But that wasn’t the most heinous act that Tut was depicted as committing in this TV movie! And no it wasn’t suffocating the obnoxious street urchin Fishbait who the movie version of Carter employed (surely in violation of various child labor laws and whatever code of ethics archeologists have) or the scorpion attack, snake bite, or airplane crash. Those are all quite routine as far a curse murders go and since they happen to people you don’t care about, leave little impact. No, the zenith of Tut’s transcendental temper tantrum is what happens to Raymond Burr!
Sure, Burr’s bad guy treasure hunter Jonash Sabastian ends up in an insane asylum because he cannot possess Tut’s deathmask, but that’s just a pointlessly made up villain getting the comeuppance these generic TV movies’ formula dictate. Where Tut really amped up the astral assault was in forcing a distractingly bloated up Burr into a succession of outrageous outfits that appeared to be made of double king size bedsheets, all while glowering beneath a healthy coating of bronzer! Who cares about Tut? Howard Carter should have exhibiting Burr instead!
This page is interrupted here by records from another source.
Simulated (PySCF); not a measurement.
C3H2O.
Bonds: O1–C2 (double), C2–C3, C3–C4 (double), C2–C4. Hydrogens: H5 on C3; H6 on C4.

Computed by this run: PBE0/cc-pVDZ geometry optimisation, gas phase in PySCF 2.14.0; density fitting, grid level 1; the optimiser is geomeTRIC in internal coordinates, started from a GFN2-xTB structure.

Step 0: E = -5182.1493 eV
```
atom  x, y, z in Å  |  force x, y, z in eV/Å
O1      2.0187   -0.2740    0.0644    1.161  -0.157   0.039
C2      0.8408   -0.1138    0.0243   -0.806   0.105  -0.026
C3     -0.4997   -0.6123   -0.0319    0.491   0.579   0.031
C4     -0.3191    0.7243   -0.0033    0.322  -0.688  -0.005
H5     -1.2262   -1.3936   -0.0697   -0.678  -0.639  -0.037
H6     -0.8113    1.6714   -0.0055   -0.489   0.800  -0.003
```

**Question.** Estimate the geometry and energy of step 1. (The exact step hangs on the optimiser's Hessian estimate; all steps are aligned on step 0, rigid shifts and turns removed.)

While The Curse of King Tut’s Tomb isn’t the only movie to revolve around a now discredited supernatural theory (Al Gore’s An Inconvenient Truth immediately comes to mind), even if you were inclined to buy into the idea, the movie’s script is a collection of situations and characters that never go anywhere, failing to even satisfactorily dramatize the supposed curse. People periodically drop dead and a reporter usually then babbles about a curse while Carter rolls his eyes. And nothing ever happens to Carter! Even the movie grudgingly acknowledges this at the end when the narrator lamely explains that while Carter didn’t die, he was doomed by his obsession with his work. And by doomed, you mean he retired and worked part time at museums in the United States.
In an apparent effort to make the half-hearted curse stuff less half-hearted, the movie introduces an even more half-hearted subplot about Carter’s woman troubles! Carnarvon is depicted as having a daughter who is sweat on Carter, but Carter doesn’t seem to be able to express what he feels for her because of his focus on the tomb. Lord Carnavon is against any romance between them as he doesn’t believe that Carter could really ever care about a woman like he does his work, so he sends his daughter back to London.
Carter though does find time later to kiss a reporter played by Eva Marie Saint. But she leaves, too and the audience is left to wonder just why any screen time was spent on this character who had nothing to do with anything.
Even the made up villain seems wasted as his big scheme is to frame Carter to make it look like Carter is smuggling treasure out of Egypt, but that angle is dropped without explanation as soon as Carter uncovers Tut’s mummy. (The scene where Saint’s reporter unravels the bad guy’s plan in its entirety just by thinking out loud as they are chasing an airplane is one of the funnier moments in the film.)
While everything about the movie plods along like an apathetic mummy shambling grudgingly around the desert, at least the effort was made to actually shoot some of the film in Egypt which gives the film the appropriate atmosphere. Sadly though that can’t compensate for the film’s failure in all other areas. Tut’s final revenge then is visited upon the unsuspecting viewer of The Curse of King Tut’s Tomb, its eternal dullness threatening to rewrite the curse supposedly engraved on his tomb to say “drowsiness shall come on swift wings to him who watches this torpid trash…”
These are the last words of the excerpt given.